Skip to content

ext.partition - Hive-Style Partition Path Helpers Specification

Overview

ext.partition provides utilities for building and parsing Hive-style partition paths (e.g., year=2026/month=03/day=01/data.parquet), commonly used in Parquet data lake workflows alongside PyArrow datasets.

Two functions: partition_path() builds a full path from a filename and partition key-value pairs, parse_partition() extracts partition pairs from a path string.

Module: src/remote_store/ext/partition.py Dependencies: None (pure Python, always available) Related: 001-store-api.md (Store API), 014-pyarrow-filesystem-adapter.md (PyArrow adapter), ID-036, data-lake patterns guide.


Requirements

PART-001: partition_path() Signature

Invariant: partition_path(filename: str, /, **partitions: str | int) -> str.

  • filename: The leaf file name (e.g., "data.parquet").
  • **partitions: Keyword arguments for partition columns. Values are coerced to str.
  • Returns a forward-slash-joined path: col1=val1/col2=val2/.../filename.

PART-002: partition_path() Column Ordering

Invariant: Partition columns appear in **kwargs insertion order (Python 3.7+ dict ordering guarantee). The same keyword arguments always produce the same path.
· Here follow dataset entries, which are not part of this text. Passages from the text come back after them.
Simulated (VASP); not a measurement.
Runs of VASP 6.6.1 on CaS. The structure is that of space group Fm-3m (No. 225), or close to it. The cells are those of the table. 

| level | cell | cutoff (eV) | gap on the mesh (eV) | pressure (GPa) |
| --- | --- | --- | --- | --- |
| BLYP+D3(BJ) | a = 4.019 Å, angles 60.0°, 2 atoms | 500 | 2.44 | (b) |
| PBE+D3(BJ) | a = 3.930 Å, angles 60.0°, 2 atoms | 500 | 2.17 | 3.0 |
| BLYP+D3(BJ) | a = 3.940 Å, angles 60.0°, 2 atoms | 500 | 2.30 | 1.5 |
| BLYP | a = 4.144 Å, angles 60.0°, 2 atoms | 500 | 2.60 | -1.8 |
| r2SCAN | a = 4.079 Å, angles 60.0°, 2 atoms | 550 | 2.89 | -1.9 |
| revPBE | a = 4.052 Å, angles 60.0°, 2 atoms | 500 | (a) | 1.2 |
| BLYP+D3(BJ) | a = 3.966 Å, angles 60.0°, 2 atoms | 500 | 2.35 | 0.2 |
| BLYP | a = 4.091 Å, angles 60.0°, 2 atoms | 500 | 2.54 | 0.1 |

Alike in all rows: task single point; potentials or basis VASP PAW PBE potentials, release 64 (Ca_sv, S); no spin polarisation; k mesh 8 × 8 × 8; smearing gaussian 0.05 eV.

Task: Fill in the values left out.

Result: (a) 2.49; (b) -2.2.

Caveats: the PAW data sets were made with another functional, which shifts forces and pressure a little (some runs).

PART-003: partition_path() Value Coercion

Invariant: Integer values are converted via str(). The resulting segment is key=str(value). No padding, quoting, or escaping is applied.

PART-004: partition_path() Empty Partitions

Invariant: When no **partitions are given, partition_path(filename) returns filename unchanged.

PART-005: partition_path() Validation — filename

Invariant: filename must be a non-empty string containing no / characters. Raises ValueError if empty or contains /.

PART-006: partition_path() Validation — keys

Invariant: Partition keys must be non-empty strings and must not contain =. Partition values must be non-empty after str() coercion and must not contain = (breaks round-trip parsing per PART-011 / PART-008). Raises ValueError on empty key, key containing =, empty value, or value containing =.

PART-007: parse_partition() Signature

Invariant: parse_partition(path: str) -> ParsedPartition.

ParsedPartition is a frozen dataclass with: - partitions: dict[str, str] — ordered mapping of column names to values. - filename: str — the trailing non-partition segment (may be empty if the path consists only of partition segments).

PART-008: parse_partition() Segment Matching

Invariant: A path segment is a partition segment if and only if it contains exactly one = character and the portion before = is non-empty. Segments not matching this pattern are treated as the filename.

PART-009: parse_partition() Multiple Non-Partition Segments

Invariant: Only the final contiguous group of non-partition segments is treated as the filename (joined with /). All key=value segments preceding the filename are treated as partitions. If a key=value segment appears after a non-partition segment, it is part of the filename, not a partition.

PART-010: parse_partition() Empty Path

Invariant: Raises ValueError when path is empty.

PART-011: parse_partition() Round-Trip

Invariant: For a path built by partition_path(), parse_partition() recovers the same partitions and filename:

path = partition_path("data.parquet", year="2026", month="03")
parsed = parse_partition(path)
assert parsed.partitions == {"year": "2026", "month": "03"}
assert parsed.filename == "data.parquet"

PART-012: ParsedPartition Dataclass

Invariant: ParsedPartition is a frozen dataclass. partitions is a plain dict (not a view or proxy). Mutation of the returned dict does not affect the original.

PART-013: Module Exports

Invariant: __all__ = ["ParsedPartition", "parse_partition", "partition_path"]. All three symbols are re-exported unconditionally from remote_store.__init__.